January 7, 2009
LAWRENCE MOODY, APPELLANT,
DEPARTMENT OF CORRECTIONS, RESPONDENT.
On appeal from a Final Agency Decision of the Department of Corrections.
NOT FOR PUBLICATION WITHOUT THE APPROVAL OF THE APPELLATE DIVISION
Submitted: December 17, 2008
Before Judges Cuff and Fisher.
This is a prison disciplinary appeal. Inmate Lawrence Moody is incarcerated at Mid-State Correctional Facility. He appeals from a final decision of the Department of Corrections finding him guilty of participating in an activity related to a security threat group, (*.010), in violation of N.J.A.C. 10A:4-4.1. He received the following sanction: fifteen days detention with credit for time served, ninety days loss of commutation credit, and ninety days administrative segregation, sixty days of which were suspended.
On appeal, the inmate argues that the administrative hearing process denied him his right to procedural due process because only documentary evidence was presented. He contends that prison authorities should have called the investigator, who examined a letter written by the inmate and opined that it contained gang symbols and references, so that the inmate could have cross-examined him. He also contends that the finding that he engaged in gang activities is not supported by substantial credible evidence. He concedes that counsel substitute did not request the production of any witnesses but argues that the interests of justice require us to overlook this omission. The Department of Corrections responds that this inmate received all the process he was due and that the record contains sufficient evidence to support the finding that he engaged in gang or gang-related activities.
The charge and adjudication concern a letter written by the inmate that was intercepted by prison authorities when it was returned to the sender by the postal service. The letter was submitted to an investigator who rendered a report that the letter contained symbols--a dog paw and an insignia--that are representative of the Bloods. The investigator also reported that certain phrases and abbreviations referred to a gang coalition of which the Bloods are members. This report formed the basis of the *.010 charge and was submitted at the hearing in support of the charge. Counsel substitute was assigned to Moody and argued that the alleged gang symbols were exclamation marks and smiley faces that the inmate used to emphasize a thought. He also asserted that the investigator took certain phrases and abbreviations out of context.

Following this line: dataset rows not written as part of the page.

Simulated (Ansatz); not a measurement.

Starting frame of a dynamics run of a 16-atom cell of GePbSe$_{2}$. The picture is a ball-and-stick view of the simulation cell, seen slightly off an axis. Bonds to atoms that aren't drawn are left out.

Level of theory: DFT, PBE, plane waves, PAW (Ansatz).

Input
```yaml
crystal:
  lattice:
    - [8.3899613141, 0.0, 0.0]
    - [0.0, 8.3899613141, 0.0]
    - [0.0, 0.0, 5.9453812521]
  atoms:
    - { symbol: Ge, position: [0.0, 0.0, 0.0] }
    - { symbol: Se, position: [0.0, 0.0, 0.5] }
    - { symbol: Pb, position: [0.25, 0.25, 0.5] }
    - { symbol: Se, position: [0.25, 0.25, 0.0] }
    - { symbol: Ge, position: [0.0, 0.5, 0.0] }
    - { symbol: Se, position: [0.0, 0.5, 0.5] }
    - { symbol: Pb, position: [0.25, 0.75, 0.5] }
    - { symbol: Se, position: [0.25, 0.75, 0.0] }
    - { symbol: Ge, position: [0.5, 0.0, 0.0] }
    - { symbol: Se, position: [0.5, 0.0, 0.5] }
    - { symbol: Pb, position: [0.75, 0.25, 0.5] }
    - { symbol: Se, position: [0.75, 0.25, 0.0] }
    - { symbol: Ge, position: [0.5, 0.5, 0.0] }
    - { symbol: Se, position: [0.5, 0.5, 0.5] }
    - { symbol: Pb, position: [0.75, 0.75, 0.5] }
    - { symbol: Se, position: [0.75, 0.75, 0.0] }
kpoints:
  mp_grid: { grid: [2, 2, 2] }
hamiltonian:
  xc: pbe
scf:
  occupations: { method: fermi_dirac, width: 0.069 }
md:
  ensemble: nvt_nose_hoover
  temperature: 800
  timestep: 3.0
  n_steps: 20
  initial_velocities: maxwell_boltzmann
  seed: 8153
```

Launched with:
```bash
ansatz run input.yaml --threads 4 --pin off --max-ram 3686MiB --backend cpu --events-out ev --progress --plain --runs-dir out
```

Our standard of review is narrow. Ordinarily, an appellate tribunal will alter the decision of an administrative agency only if it is arbitrary, capricious or unreasonable or is not supported by substantial credible evidence in the record as a whole. Henry v. Rahway State Prison, 81 N.J. 571, 579-80 (1980). Here, we are satisfied that the letter, standing alone and without the interpretation provided by the investigator, provides sufficient evidence of gang-related activity. The letter clearly depicts dog paws and a face with two slanted eyes and a grimace rather than the exclamation marks and smiley faces asserted by the inmate.
We are also satisfied that the inmate received the process he was due. He received timely written notice of the charge, counsel substitute represented the inmate, he had the right to call witnesses and confront adverse witnesses, he received a written statement of the evidence relied on by the hearing officer and an explanation of the reasons for the sanction. Avant v. Clifford, 67 N.J. 496, 528-30 (1975). In addition, he was afforded the opportunity for further review, during which the sanction was modified.
Having identified no basis to disturb the adjudication of guilt or the sanction imposed, we affirm.